Sealing dwell time refers to the time the heating elements of a packaging process (clamps, plates, bars, etc.) are in direct contact with the substrate(s). It can be either one-sided or two-sided heating. The two materials come together to form a bond or seal. It is important to understand how the equipment measures the dwell time to determine “true dwell time,” which is when the webs are actually pressed together. That’s because controls for heat sealing equipment vary and cycle time may or may not include travel time for the machine to engage into its final closed position. Any variation in the rates of materials reaching their seal initiation temperature, even by fractions of a second, can have a measurable effect on seal strength.

Sealing Temperature

The heat sealing process, as previously described, marries two materials and creates a bond. To achieve this bond, one of the materials typically carries a surface sealant layer. The heating elements of heat seal packaging equipment are raised to a temperature high enough to either melt or activate the sealant.

The primary heat seal factors of time, temperature and pressure are interactive. A change or tweak in one typically requires a change or tweak in one or more of the other factors. A balance between time, temperature and pressure must be met to achieve the desired seal strength and visual seal transfer. Depending on the activation temperature of the sealant, raising the temperature and lowering the dwell time or lowering the temperature and raising the dwell time could produce more consistent seals without transparentizing the Tyvek®. Temperatures must be high enough to activate the sealant layer, while not overheating the surface of the material and inducing extreme transparentization.

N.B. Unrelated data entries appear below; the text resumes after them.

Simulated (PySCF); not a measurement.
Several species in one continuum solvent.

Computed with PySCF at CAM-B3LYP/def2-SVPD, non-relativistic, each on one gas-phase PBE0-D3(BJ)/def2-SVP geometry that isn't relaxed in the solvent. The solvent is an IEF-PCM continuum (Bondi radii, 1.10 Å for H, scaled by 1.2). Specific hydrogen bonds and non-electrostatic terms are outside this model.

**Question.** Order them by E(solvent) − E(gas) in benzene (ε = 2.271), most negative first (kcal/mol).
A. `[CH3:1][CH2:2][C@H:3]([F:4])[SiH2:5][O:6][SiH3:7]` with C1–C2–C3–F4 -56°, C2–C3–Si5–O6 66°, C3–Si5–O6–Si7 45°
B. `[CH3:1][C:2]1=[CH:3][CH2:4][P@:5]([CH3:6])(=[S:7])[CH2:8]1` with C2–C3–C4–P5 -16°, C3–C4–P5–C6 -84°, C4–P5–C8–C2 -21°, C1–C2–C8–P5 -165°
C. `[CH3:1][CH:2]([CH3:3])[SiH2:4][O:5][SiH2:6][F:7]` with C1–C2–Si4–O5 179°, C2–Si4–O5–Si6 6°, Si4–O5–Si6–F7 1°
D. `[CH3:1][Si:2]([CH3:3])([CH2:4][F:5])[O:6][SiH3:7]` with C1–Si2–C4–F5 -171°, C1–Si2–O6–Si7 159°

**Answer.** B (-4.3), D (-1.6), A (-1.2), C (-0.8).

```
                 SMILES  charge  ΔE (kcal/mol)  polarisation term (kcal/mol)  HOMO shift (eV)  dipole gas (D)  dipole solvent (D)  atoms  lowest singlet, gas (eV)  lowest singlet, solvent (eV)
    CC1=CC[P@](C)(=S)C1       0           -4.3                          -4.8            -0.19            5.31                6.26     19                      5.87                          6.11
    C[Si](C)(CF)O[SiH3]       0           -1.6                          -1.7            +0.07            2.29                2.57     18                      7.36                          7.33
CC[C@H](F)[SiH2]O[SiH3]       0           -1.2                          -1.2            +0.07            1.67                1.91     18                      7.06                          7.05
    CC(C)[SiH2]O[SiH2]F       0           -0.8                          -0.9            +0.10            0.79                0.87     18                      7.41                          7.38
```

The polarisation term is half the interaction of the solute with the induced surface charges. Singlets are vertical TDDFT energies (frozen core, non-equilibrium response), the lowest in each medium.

It is recommended to optimize the heat sealing process using tools such as Design of Experiments. This not only results in a heat sealing process that consistently produces acceptable seals, but also can optimize energy output and operational throughput and efficiencies.

Sealing Pressure

The third key factor of heat sealing is the pressure at which the equipment brings together and holds the two materials together to form the seal. It is important to know the actual pressure the substrates are exposed to because this value is often not equivalent to the input pressure or the setpoint on the machine controls. There are many techniques to measure sealing pressure—from sensor paper to more sophisticated electronic sensor technologies. For most heat seal materials, pressure is the least significant of the three factors required to make a heat seal.

Other Factors

The three main factors for heat sealing—dwell time, temperature and pressure—can produce significant variability in seal strength. However, there are other factors related to time, temperature and pressure that can also affect heat seals. Some common factors include:

• Variation in platen temperature—“hot spots” or “cold spots”

• Non-uniform heat transfer due to uneven contact or pressure caused by a warped or misaligned platen

• Material thickness or variation

To produce uniform seal strengths resulting in clean, peelable seals that are strong enough to withstand the rigors encountered during shipping, it is important to develop a robust heat sealing process by optimizing the dwell time, temperature and pressure for specific material combinations.